Software can control the moving average filter through the register file interface. The features of the filter include the depth of the filter (max of 128 samples) and clearing the filter contents. A Filter Full bit is reported to the software to indicate that the output of the filter is valid. Software can also control whether the filter uses calibrated or uncalibrated data as its input. Using uncalibrated data is necessary during a board calibration.
When reading the average voltage, the average current at that instant is stored in a separate register. Software can then read this stored value to get a snapshot of what both the current and voltage were at the time of reading the voltage. The most recent current measurement is also made available through a separate register.
Figure 4: Moving Average Filter Block Diagram and State Machine Diagram ( To view larger image, click here.)

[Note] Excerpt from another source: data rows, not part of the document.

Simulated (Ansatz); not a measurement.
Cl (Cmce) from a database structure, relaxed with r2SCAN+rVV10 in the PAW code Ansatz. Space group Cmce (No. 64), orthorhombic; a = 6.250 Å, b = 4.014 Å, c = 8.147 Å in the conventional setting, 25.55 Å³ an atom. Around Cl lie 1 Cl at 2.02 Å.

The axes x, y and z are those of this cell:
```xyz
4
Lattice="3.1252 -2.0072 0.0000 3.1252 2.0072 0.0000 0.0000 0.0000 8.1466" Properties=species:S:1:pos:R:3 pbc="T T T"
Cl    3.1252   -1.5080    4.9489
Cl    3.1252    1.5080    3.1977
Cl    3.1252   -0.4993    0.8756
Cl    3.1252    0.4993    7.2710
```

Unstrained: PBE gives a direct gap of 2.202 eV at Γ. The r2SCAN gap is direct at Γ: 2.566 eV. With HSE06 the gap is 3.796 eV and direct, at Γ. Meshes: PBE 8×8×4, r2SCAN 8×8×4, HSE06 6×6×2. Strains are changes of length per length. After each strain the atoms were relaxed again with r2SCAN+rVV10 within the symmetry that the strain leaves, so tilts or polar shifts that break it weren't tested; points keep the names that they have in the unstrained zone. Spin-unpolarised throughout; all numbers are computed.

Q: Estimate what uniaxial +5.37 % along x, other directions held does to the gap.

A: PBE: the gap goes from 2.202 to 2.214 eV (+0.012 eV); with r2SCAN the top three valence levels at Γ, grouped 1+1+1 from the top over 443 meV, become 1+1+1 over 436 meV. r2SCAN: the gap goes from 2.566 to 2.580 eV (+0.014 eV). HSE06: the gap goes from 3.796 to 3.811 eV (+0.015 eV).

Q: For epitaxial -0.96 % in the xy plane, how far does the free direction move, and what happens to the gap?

Waveform tables (Figure 5, below ) are used to ramp the power setpoint over a period of time, creating a pulse edge, instead of instantaneously switching it on or off. There are two tables: one for the rising edge and one for the falling edge. The waveform table data scales the actual setpoint from 0 to 100 % (0x0000 to 0xFFFF). How this data is used is shown in the Waveform Control section below. The last data point in the waveform table is the steady state scale factor of the setpoint until the software triggers another pulse edge.
The benefit of the using the waveform tables is that the resultant waveform edge was much smoother when using the waveform table than without. The drawback is that the rise and fall times are naturally increased because the error on the early samples is much smaller than with a step input.
These tables proved to be useful once we got to the PID tuning stage of the project. Without the waveform table, non-idealities were present in the edges.
Having smooth, predictable edges was important in this system.
The content of the tables are written by software external to the FPGA design, through a system communication bus, at power-up. The software then only has to issue a single command to either call the rising edge or falling edge table.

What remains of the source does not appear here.